Google also unveiled Flow, a new filmmaking tool that allows users to create cinematic videos by describing locations, shots and style preferences.


Google I/O. More photorealistic & faster AI photo generator. Google also announced Imagen 4, which is better than its predecessor in terms of generating fine details such as intricate fabrics, water droplets, and animal fur. Google says Imagen 4 is equally suited to photorealistic generations as abstract ones. And yes, the latest version is faster than its predecessor with more speed to come: Google plans to release an update that is “up to 10x quicker than Imagen 3.”


Flam. Raising $. Congratulations to Flam, whose Zingcam app won our Visual 1st Special Recognition Award in 2022, for raising a $14M Series A round, taking its total funding over the past 4 years to $22M. Flam provides smartphone-focused augmented reality solutions. Its more than 100 global brand customers include Google, Samsung and Emirates.

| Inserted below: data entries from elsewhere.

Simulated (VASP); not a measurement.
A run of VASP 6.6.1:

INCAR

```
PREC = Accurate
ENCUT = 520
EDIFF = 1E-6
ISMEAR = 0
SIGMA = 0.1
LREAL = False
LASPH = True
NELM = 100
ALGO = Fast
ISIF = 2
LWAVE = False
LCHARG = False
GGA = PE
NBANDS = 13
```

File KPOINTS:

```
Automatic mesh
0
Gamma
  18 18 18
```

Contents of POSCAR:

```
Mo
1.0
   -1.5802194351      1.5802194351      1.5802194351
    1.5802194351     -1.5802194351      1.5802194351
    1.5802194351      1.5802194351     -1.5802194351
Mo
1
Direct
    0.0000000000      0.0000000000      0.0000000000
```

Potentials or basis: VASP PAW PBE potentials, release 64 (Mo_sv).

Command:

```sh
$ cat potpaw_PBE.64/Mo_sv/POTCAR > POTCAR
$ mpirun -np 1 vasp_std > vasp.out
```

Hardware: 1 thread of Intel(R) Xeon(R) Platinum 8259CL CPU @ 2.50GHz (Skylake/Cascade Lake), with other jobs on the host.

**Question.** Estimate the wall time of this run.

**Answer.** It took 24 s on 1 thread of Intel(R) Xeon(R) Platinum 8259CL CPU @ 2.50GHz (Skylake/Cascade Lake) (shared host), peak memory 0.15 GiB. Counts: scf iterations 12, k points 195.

Glass Imaging. Raising $. Congratulations to Glass Imaging, whose co-founder & CTO Tom Bishop shared his perspectives on the next wave of innovation for smartphone cameras in a fireside chat session at last year’s Visual 1st. The company just raised $20M, in addition to the $9.3M extended seed funding it raised last year. With the funding, Glass Imaging will continue to refine and implement their proprietary GlassAI technologies across a wide range of camera platforms – from smartphones to drones to wearables and more.


Sigma. HDR through JPEGs. While reviewing the Sigma BF, the unusually minimalist compact mirrorless camera I mentioned a few issues ago, DPReview noticed that the JPEGs produced by the Sigma BF looked much more punchy and vibrant on some devices than on others. How can Sigma display a higher dynamic range captured by its 10-bit camera on some devices [newer versions of Mac, iPhone or Android phones], while still displaying ordinary 8-bit JPEGs on others? In short, it embeds a 'gain map' in the JPEGs that tells HDR displays where to boost the brightness. Check out the impressive image quality difference!


Leica. Raising prices, but no longer astronomical. US tariffs keep seesawing. And so do Leica camera prices. Case in point: the Leica D-Lux 8 price first increased from $1595 to $2790 (as mentioned in our previous edition) and is now back to $1915 (20% above the original price). What will happen after the 90 day pause on tariffs on products coming from China (where the D-Lux 8 is assembled) were to skyrocket again? We can only guess.


IMG. LY. AI-Editor upgrade. Past Visual 1st presenter, IMG.LY introduces a suite of AI tools for its Creative Editor SDK, ranging from text, image, audio, video to speech. In addition, the company also introduces 3 new AI-based creative workflow features: visual prompting, parallel image creation and combining of images on on the Creative Editor SDK canvas.


Instagram. TikTok, here we come. Actually, it is Instagram Edits, Instagram’s recently launched standalone video editing app, that’s going after CapCut, TikTok’s video editing sister app. Instagram Edits has added a host of new features, including beat editing (which creates beat markers on the editing timeline that helps you line up your audio with your visual components), and a new set of preset animations and visual changes that can be applied to your videos, such as those that emulate shaky recordings, change color saturations or make similar changes to the final product.


Wix. Canva, here we come. Top website builder Wix has announced the release of Wixel, an AI-powered visual design suite that’s effectively an alternative to the likes of Canva and Adobe Express. Wixel’s mission is a familiar one: it aims to “democratize visual design” – in other words, offering designers as well as non-designers the tools to create professional-grade content and visual assets. Wix announced that future tools are in the works, including story creation and video.


Apple. The iPhone’s camera back in time. Here’s an interesting table that shows the main camera specs for each iPhone released to date . Guess what, when we launched Visual 1st (then still called Mobile Photo Connect) back in 2013, the latest and greatest iPhone was the 5S, which feature an 8 MP rear (1.5µm pixels) camera (today’s iPhone 16 Pro and Max have a 48MP Fusion main camera, a 18MP Ultra Wide camera, plus a 12MP 5x Telephoto), and had a focal length of 30-33mm, a dual-LED flash, a Burst mode, and Slo-Mo video as innovative features.